Cryptology ePrint Archive: Report 2013/098

Learning with Rounding, Revisited: New Reduction, Properties and Applications

Joel Alwen and Stephan Krenn and Krzysztof Pietrzak and Daniel Wichs

Abstract: The learning with rounding (LWR) problem, introduced by Banerjee, Peikert and Rosen [BPR12] at EUROCRYPT '12, is a variant of learning with errors (LWE), where one replaces random errors with deterministic rounding. The LWR problem was shown to be as hard as LWE for a setting of parameters where the modulus and modulus-to-error ratio are super-polynomial. In this work we resolve the main open problem of [BPR12] and give a new reduction that works for a larger range of parameters, allowing for a polynomial modulus and modulus-to-error ratio. In particular, a smaller modulus gives us greater efficiency, and a smaller modulus-to-error ratio gives us greater security, which now follows from the worst-case hardness of GapSVP with polynomial (rather than super-polynomial) approximation factors.

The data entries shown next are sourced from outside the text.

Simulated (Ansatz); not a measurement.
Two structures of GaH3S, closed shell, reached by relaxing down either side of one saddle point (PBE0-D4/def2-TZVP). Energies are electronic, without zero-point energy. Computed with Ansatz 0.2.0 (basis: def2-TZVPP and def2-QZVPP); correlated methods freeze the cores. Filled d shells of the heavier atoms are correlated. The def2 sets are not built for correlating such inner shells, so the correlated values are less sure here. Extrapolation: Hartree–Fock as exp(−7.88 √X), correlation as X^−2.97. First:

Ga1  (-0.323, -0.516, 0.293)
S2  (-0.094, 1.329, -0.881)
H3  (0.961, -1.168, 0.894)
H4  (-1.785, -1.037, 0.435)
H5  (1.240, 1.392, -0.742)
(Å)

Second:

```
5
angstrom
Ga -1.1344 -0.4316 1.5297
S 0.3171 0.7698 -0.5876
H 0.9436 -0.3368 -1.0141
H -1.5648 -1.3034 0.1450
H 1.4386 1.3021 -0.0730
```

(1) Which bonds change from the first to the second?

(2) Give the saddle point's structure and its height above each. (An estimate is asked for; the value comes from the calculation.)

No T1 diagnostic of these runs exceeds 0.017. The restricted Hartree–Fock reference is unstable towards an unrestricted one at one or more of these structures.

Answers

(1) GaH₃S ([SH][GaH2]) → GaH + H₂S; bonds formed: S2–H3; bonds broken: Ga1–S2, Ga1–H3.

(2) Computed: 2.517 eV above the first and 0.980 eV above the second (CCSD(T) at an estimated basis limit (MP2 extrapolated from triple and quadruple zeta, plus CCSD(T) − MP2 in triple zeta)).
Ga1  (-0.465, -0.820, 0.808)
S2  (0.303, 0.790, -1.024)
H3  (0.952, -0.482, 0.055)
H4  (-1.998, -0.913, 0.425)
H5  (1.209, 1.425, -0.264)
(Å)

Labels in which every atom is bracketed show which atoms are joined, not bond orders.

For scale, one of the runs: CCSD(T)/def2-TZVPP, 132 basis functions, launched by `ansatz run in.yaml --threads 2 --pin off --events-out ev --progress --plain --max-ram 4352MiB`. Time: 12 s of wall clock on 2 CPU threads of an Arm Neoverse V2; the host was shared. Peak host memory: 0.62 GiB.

As a tool in the reduction, we show that there is a ``lossy mode'' for the LWR problem, in which LWR samples only reveal partial information about the secret. This property gives us several interesting new applications, including a proof that LWR remains secure with weakly random secrets of sufficient min-entropy, and very simple new constructions of deterministic encryption, lossy trapdoor functions and reusable extractors.

Our approach is inspired by a technique of Goldwasser et al. [GKPV10] from ICS '10, which implicitly showed the existence of a ``lossy mode'' for LWE. By refining this technique, we also improve on the parameters of that work to only requiring a polynomial (instead of super-polynomial) modulus and modulus-to-error ratio.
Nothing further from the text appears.